Complete SOPS Secret Creation

# Generate AGE key pair
age-keygen -o age-key.txt

# Create SOPS configuration
cat << EOF > .sops.yaml
creation_rules:
  - path_regex: .enc.yaml
    encrypted_regex: ^(data|stringData)$
    age: $(cat age-key.txt | grep public | cut -d: -f2 | tr -d ' ')
EOF

# Create encrypted secret
sops kubernetes/sops-secrets/druid/postgres-secret.enc.yaml

FluxCD Bootstrap Command

# Bootstrap FluxCD with SOPS support
flux bootstrap git \
  --url=https://github.com/your-org/k8s-config \
  --branch=main \
  --path=kubernetes/flux-system \
  --components-extra=image-reflector-controller,image-automation-controller \
  --token-auth=true

PostgreSQL Connection Verification

# Test PostgreSQL connectivity
kubectl exec -it postgres-0 -n druid -- psql -U postgres -c "\l"

# Verify secret mounting
kubectl get secret iuneradruid-metastore-postgres-secret -n druid -o yaml

Troubleshooting Common Issues

SOPS Decryption Failures

When FluxCD fails to decrypt SOPS secrets, verify the AGE private key is correctly mounted:

# Check SOPS secret in flux-system namespace
kubectl get secret sops-age -n flux-system -o yaml

# Verify kustomization status
flux get kustomizations sops-secrets

PostgreSQL Connection Issues

Database connectivity problems often stem from network policies or incorrect credentials:

# Check PostgreSQL pod status
kubectl get pods -n druid -l app.kubernetes.io/name=postgresql

# Verify service endpoints
kubectl get endpoints postgres -n druid

# Test database connection
kubectl run postgres-client --rm -it --image postgres:15 -- psql -h postgres.druid.svc.cluster.local -U postgres

Conclusion

Building a robust infrastructure foundation is the cornerstone of successful enterprise Apache Druid deployments. After extensive experience with various deployment approaches, deploying Apache Druid on Kubernetes represents the optimal path for enterprise environments. The container orchestration capabilities, automated scaling, and declarative configuration management that Kubernetes provides are perfectly aligned with Druid’s distributed architecture requirements.

GitOps is not just recommended—it’s essential for production Druid deployments. The complexity of managing secrets, configurations, and multi-component deployments makes traditional manual approaches both error-prone and unsustainable. GitOps ensures consistency, provides complete audit trails, and enables rapid rollbacks when issues arise. The three-layer approach we’ve outlined—secrets management, GitOps workflows, and persistent storage—provides the security, reliability, and maintainability that enterprise environments demand.

The secrets management layer, built on SOPS encryption and proper credential handling, ensures that sensitive information never appears in plain text while maintaining the benefits of version-controlled infrastructure. The GitOps configuration with FluxCD provides automated, auditable deployments with the ability to quickly rollback problematic changes. The persistency layer, comprising both PostgreSQL metadata storage and S3-compatible deep storage, forms the data foundation that Druid depends on for both operational metadata and long-term segment storage.

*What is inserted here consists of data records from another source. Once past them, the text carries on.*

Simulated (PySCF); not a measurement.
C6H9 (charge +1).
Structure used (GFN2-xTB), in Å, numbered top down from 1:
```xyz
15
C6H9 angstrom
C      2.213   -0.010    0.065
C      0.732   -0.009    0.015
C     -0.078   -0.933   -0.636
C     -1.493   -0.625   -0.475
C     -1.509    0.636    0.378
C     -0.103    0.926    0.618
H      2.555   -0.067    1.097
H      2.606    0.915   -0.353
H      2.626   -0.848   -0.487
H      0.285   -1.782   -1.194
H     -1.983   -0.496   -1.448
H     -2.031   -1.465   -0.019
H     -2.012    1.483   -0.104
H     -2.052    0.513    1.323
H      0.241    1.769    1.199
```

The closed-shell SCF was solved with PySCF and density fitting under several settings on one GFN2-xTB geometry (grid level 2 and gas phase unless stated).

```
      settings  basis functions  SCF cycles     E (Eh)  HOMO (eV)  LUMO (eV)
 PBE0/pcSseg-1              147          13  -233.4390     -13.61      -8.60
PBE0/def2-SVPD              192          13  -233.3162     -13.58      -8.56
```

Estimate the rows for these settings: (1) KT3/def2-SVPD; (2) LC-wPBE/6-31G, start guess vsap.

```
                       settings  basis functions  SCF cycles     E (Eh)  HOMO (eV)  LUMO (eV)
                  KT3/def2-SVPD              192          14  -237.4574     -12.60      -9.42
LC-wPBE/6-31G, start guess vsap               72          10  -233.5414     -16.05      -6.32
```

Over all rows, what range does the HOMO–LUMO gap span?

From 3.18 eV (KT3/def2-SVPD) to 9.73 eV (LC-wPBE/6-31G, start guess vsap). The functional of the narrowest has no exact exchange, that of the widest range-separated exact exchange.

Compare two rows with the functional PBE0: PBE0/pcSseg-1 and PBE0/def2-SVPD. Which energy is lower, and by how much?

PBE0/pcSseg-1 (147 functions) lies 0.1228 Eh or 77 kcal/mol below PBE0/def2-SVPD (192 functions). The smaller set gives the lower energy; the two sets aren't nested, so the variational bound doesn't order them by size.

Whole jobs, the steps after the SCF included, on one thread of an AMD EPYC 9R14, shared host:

When comparing NoSQL database options, Apache Druid’s infrastructure requirements may seem complex, but this complexity enables the high-performance analytics capabilities that make Druid invaluable for time series workloads. The Kubernetes-native approach we’ve established here scales seamlessly from development environments to enterprise production deployments.

Remember that infrastructure setup is not a one-time activity. Regular monitoring, capacity planning, and security updates ensure that your foundation continues to support growing analytics demands. The GitOps approach facilitates these ongoing maintenance activities by providing a structured, version-controlled method for implementing changes.

With this infrastructure foundation in place, you’re ready to proceed with the actual Apache Druid deployment. In the next article of this series, we’ll dive deep into the Druid cluster configuration itself, covering the deployment of Druid services, performance tuning, and integration with the infrastructure components we’ve established here.

For additional enterprise infrastructure patterns and configurations, explore the Iunera Helm Charts repository which provides production-tested configurations for various analytics and data processing workloads.

Why is this infrastructure setup necessary before deploying Druid?

Apache Druid’s distributed architecture requires robust foundations for security, data persistence, and operational management. Without proper secrets management, GitOps workflows, and storage backends, production deployments face security vulnerabilities, configuration drift, and data loss risks. This infrastructure ensures enterprise-grade reliability and maintainability.

What are the prerequisites for implementing this infrastructure foundation?

You need a Kubernetes cluster with sufficient resources, Git repository access for GitOps, and basic familiarity with Kubernetes concepts. Additionally, you’ll need access to object storage (AWS S3 or self-hosted MinIO) and the ability to generate encryption keys for SOPS.

Why use SOPS instead of other secret management solutions?

How do I secure database credentials in a GitOps workflow?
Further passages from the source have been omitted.